[Vendée Globe 2024 – #5] – They’re there, the Vendée Globe skippers, in those famous southern seas! Even if they skilfully get around some of the lows, they are encountering sea conditions that are often Dantesque and their nerves are being sorely tested. The Southern Ocean, which encircles the Antarctic continent, is the most feared by sailors, and for good reason. It reigns supreme over global ocean circulation and the climate machine.
As a scientific partner of the Vendée Globe, océans connectés will be providing scientific insights into the oceans during this 2024 race. Each week, we’ll be highlighting the ocean features crossed by the skippers and the highlights of some of their commitment to science.
By Carole Saout-Grit
Cover photo: Antarctica seen from space © NASA
The only point of connection between the world’s major ocean basins
While the northern hemisphere is predominantly continental, the southern hemisphere is mainly oceanic, with 80% of its surface area covered by sea. A single continent, Antarctica, covers the regions around the South Pole, and the Southern Ocean surrounds it without interruption.
Majestic, immensely vast and rich in a biodiversity that is unique in the world, the Southern Ocean accounts for almost a third of the planet’s ocean surface. It extends laterally from west to east for more than 2,000 km around the Antarctic continent and opens onto the 3 largest basins: the Atlantic, the Indian and the Pacific. It is the only point of connection between them, making it a key element in the regulation of the Earth’s climate.
It is subject to the most violent winds, the Roaring 40s and the Howling 50s, which activate the most powerful marine current on the planet: the Antarctic Circumpolar Current (ACC). Under the effect of these intense winds and the very cold climatic conditions at the South Pole, the temperature and density properties of the ACC are relatively homogenous over the vertical, so that it extends to a depth of 3,000 metres. It is an annular current with the capacity to move a volume of more than 140 million m3 of water per second, which is the equivalent of 140 times all the rivers on Earth combined.
The most important ocean for the climate
Scientists are well aware that the North Atlantic is the real engine of the climate machine. The warm waters of the North Atlantic Drift, an extension of the Gulf Stream, disappear into the deep North Atlantic at the level of the subpolar gyre, allowing heat to be redistributed from the tropics to the poles and keeping the climate in balance.

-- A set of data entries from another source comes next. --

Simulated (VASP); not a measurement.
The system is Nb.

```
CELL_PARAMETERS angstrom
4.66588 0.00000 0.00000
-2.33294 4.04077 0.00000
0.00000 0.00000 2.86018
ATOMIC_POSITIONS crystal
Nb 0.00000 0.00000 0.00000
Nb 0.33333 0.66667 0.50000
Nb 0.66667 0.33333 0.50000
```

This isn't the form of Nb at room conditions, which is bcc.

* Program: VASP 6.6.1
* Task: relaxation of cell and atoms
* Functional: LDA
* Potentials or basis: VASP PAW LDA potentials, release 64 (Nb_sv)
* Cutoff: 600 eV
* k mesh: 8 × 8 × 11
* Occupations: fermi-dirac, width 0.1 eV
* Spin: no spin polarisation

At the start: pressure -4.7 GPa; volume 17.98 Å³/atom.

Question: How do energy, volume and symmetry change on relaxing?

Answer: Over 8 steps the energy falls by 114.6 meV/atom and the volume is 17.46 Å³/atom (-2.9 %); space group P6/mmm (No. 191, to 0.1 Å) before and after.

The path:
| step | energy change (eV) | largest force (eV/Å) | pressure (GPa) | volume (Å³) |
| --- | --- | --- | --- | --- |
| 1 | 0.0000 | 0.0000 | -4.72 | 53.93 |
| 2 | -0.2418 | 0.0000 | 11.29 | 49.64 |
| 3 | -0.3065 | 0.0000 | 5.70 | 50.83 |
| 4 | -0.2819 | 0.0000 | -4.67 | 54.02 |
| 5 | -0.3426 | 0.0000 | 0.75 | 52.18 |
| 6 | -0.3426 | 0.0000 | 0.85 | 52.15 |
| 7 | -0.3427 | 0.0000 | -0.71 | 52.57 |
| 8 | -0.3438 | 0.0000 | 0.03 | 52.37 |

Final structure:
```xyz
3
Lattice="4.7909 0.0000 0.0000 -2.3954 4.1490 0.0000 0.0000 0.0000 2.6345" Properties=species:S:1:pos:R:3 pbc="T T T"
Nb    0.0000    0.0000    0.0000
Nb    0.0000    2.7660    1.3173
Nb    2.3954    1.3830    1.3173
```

What oceanographers didn’t realise until a few decades ago was that a second climate engine exists… at the South Pole! Isolated and remote, the Southern Ocean has long been little known because it has been little explored. But the millions of pieces of data collected over the last two decades have gradually come to document it and reveal all its dimensions.
This ocean, whose waters are partly icy and subject to the strongest winds, is the crossroads of the world’s oceans, thanks in particular to its annular geometry. Around Antarctica, the waters of the Indian and Pacific Oceans, but above all those of the North Atlantic, are literally stirred up by the ACC. It is this great current that modifies and redistributes the water masses of the world’s three major ocean basins at the greatest depths. It is in the Ross and Weddell Seas and off the coast of Adélie Land that most of the coldest deep water on the planet is formed. The waters there are swallowed up and gradually cover the bottom of the Atlantic, Pacific and Indian basins.
An ocean under close surveillance
Too far from the coasts, too violent, too vast, the Southern Ocean remained absent from scientific expeditions for a long time until the 1990s, when climatologists and oceanographers realised the importance of this ocean and decided to expand their knowledge of the links between atmosphere and climate.
Major scientific advances were made possible when the oceanographic vessel Marion Dufresne was launched 29 years ago. The international WOCE (1990-1997) and SURVOSTRAL (since 1992) programmes gave scientists the first 3D view of a global ocean circulation centred around the Southern Ocean. Finally, it was the Argo network and the programmes dedicated to the Southern Ocean – in particular BONUS-GOODHOPE in 2008 – that revealed the very high spatial and temporal variability of this immense ocean.
The results now confirm that almost three-quarters of the increase in global heat due to global warming is absorbed by the Southern Ocean and injected into its abysses. They also show that while a quarter of the carbon emitted into the atmosphere by human activities is absorbed by the world’s oceans, the majority is absorbed in the Southern Ocean.
The Southern Ocean therefore reigns as the master of ocean currents and acts as a driving force in the climate machine, moderating at the same time the climate disruption caused by human activities. It may be doing us a favour, but it is already suffering greatly from this excess heat: around Antarctica, the ocean depths are warming more rapidly than elsewhere; the waters are becoming more acidic, endangering some biodiversity; the expanses of pack ice are changing with the seasons; and the Antarctic polar ice cap is melting under the effect of these warm waters, becoming unstable and threatening coastal regions with a worrying rise in water levels.
There is now an urgent need to give scientists the means to continue their research efforts and gain a better understanding of this vast and still little-known ocean. It is also essential to protect the Southern Ocean in order to preserve its biodiversity and enable it to continue to play its major role in balancing the climate.